I actually DON'T want the sonar team to make efforts to support other plugins as I'd rather they focus on their own tooling. The reason: I want to see their limited resources focused on adding more functionality in an efficient way.

Our project is still tied to 3rd party rule sets including 670 pmd, findbugs and checkstyle rules, but that doesn't mean it has to stifle the innovation or even the usage of the newer platform.

As I've worked with now 5 different software teams (the benefit of being a consultant) over the past 5 years, I've realized that users of sonar (and codepro), at least in my experience get too hung up chasing rules stats and they forget the purpose of static code analysis: to provide efficient, quick and automated code review feedback BEFORE the code gets too far into the development process. Sonarqube and other static analysis tools simply provide advice. That's it. How you choose to react to that advice is a team decision having nothing to do with sonar or even with static analysis itself. Sonarqube is just a piece of software that replaces a code reviewer with a deterministic set of decisions. On any team, how do you normally react to code review advice? Some teams will not allow it out to production until all items are fixed. Others (the most common case IMO) pick and choose what advice to follow. Some code review recommendations are just personal preference. The stats reports serve the same function.

I realized this when I saw the team making ridiculous changes to the code just to get sonar violations to go away. This isn't the goal.

For anyone tied to legacy rules I'd highly recommend the following:
1) continue using sonar with your existing pmd,findbugs and checkstyle rules if it's too hard to move off them, perhaps keep them in the main continuous integration build and continue business as usual.

2) if you see value in the newer versions of sonar, want to use sonarlint, etc but don't want to break your existing sonar results, stand up a 2nd sonar instance with the new ruleset that builds off of completed tagged builds out of band from your normal continuous integration platform. You could even do it less often. The only cost to this is the minimal effort to set up a 2nd domain, the cost of cpu and storage to host that 2nd audit, and the complexity of having 2 sets of "advice". This complexity can also be managed in different ways by narrowing the access to key members or doing a transition, or adding it as a minor final pre-commit step in the process. The point is, the cost is negligible.

3) if your team is choosing a direction where they want to migrate off the dependency on the pmd and/or findbugs and/or checkstyle rules, then for item 2 start from the original ruleset you had that specified the "legacy" rules and slowly convert deprecated rules over until the stats are close enough to "switch". In the end, remind the users that when making the switch the code hasn't changed. If it has problems, it will continue to have those same problems. The visibility of problems with the code is all that has changed. If you have management depending on sonar reports to track team stats, then give them a picture at cutover, that the report at that time with sonar 4.5.x with pmd/checkstyle/findbugs is equivalent to the sonarqube 6.0 with sonarjava only rules. If management is using the sonar stats properly then they shouldn't be paying attention to the particular number or what rules those numbers come from, they should be paying attention to the trends those numbers have and what areas they are in. They can get the same value even with a cutover to a new set of numbers.
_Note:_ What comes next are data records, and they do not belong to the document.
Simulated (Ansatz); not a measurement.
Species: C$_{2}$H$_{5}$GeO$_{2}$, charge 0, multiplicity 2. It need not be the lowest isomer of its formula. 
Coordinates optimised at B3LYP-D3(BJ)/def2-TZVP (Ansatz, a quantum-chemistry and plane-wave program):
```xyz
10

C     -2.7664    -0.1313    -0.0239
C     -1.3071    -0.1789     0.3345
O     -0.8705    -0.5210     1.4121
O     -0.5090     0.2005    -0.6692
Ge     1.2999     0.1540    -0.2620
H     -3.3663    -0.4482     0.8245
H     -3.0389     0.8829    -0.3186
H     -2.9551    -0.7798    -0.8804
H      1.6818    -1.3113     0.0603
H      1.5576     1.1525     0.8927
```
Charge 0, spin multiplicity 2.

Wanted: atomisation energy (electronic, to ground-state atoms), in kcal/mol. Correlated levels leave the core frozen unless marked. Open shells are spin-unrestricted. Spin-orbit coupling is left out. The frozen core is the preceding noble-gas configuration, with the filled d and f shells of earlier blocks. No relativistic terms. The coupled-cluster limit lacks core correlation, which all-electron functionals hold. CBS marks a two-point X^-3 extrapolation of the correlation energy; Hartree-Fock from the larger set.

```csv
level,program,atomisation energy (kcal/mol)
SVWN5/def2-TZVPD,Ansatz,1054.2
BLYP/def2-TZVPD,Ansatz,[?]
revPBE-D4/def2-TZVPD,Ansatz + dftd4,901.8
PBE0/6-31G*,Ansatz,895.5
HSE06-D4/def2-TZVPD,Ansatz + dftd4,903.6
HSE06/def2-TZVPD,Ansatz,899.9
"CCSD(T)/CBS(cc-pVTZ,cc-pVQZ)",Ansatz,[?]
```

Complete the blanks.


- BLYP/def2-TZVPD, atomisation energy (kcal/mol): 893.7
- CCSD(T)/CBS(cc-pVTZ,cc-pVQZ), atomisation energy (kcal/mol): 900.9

Our team is just now starting to use a 2nd platform, sonarlint cli with just senior developers so that we can insulate the larger team of weaker junior developers from the disruption to the development process of switching rules, sets, servers and eclipse plugins. Our continuous integration build will continue to use the old rules, most developers use the old eclipse plugin and continue as usual, and management looks at the old sonar stats. Only the development leads will be using the new ruleset to augment their code reviews. The new ruleset needs

Also, it'd be good to tone down the verbage a bit. While there are paid staffers at sonarsource there is definitely an opensource aspect to this and at the very least they're sharing their value freely, it'd be good to keep this in mind when spelling out "demands" for functionality. (sorry, I had to say it)

Just my 2 cents after having struggled with the the team's heavy dependency on the legacy version of sonar combined with additional work with other teams using it more lightly in their process.